Debra J. Saunders

Maybe if ABC had made the 26th Democratic presidential debate this election season drag on for another couple of hours (on top of the two endless hours), someone would have gotten around to answering this question: When did households earning $200,000 and change become middle class?

Moderator George Stephanopoulos asked both Sens. Hillary Rodham Clinton and Barack Obama if they would make "an absolute, read-my-lips pledge" that, if elected, there will be "no tax increases of any kind for anyone earning under $200,000 a year." Clinton pledged not to raise "a single tax on middle-class Americans, people making less than $250,000 a year." Obama answered he would make a similar pledge: "It depends on how you calculate it (the income level), but it would be between ($200,000) and $250,000."

Last weekend, the big campaign flap concerned whether Obama's remarks about "bitter" small-town Pennsylvanians were "elitist." Wednesday, when the candidates described $200,000-a-year earners as middle class, no one batted an eye.

Hello. I'm a Republican, and I think a family that earns more than $200,000 is rich. In the world of Democrats Clinton, Obama and Stephanopoulos, however, you have to be among the top 3 percent of wage earners to qualify for that club.

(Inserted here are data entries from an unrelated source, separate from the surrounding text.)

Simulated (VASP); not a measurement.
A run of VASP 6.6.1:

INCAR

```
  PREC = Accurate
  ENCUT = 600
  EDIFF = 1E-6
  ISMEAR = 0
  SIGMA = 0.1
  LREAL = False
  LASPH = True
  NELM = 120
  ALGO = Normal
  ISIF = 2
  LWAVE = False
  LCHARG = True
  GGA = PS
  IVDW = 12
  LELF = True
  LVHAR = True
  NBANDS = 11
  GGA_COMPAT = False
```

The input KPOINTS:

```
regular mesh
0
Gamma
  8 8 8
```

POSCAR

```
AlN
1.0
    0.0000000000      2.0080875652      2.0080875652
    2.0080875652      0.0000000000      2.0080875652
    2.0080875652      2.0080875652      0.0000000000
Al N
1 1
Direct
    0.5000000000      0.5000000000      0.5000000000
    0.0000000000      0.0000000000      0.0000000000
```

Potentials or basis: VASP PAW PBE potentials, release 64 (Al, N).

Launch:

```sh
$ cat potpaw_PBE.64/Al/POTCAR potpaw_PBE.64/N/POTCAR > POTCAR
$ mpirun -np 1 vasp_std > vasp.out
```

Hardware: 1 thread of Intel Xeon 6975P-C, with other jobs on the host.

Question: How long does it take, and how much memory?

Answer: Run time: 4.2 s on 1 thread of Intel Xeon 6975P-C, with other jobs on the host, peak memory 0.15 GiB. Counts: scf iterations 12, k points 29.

Some stats: In 2006, the median annual household income in America was $48,201. The median income for two-earner families was $78,994.

When I asked Gerald Prante of the nonpartisan Tax Foundation if he thought $200,000 were middle-class income, he noted, "It isn't even middle income in Manhattan," where Prante said some 14.2 percent of households make more than $200,000. The median income in a household headed by someone with a master's degree is about $88,000. Ergo, it would take the income of 2 1/2 master's-degree-headed households or more than four median households for one family to transcend middle-class status chez Obama and at casa Clinton.

To the apparent glee of Clinton, ABC anchorman Charlie Gibson assailed Obama for his proposal to raise the cap on Social Security payroll taxes beyond $97,500 a year. (Actually, the cap is now $102,000.)

"But that's a tax on people under $250,000," said Gibson. Like that's a bad thing in the formerly soak-the-rich Democratic Party.

Obama replied that he would "look at potentially exempting those who are in between." Huh?

Robert Bixby of the fiscal watchdog group The Concord Coalition figured that Obama is proposing a "donut hole" -- wherein only earnings below $100,000 or above $250,000 would be taxed. And: "Campaign rhetoric and sensible budgeting are incompatible creatures."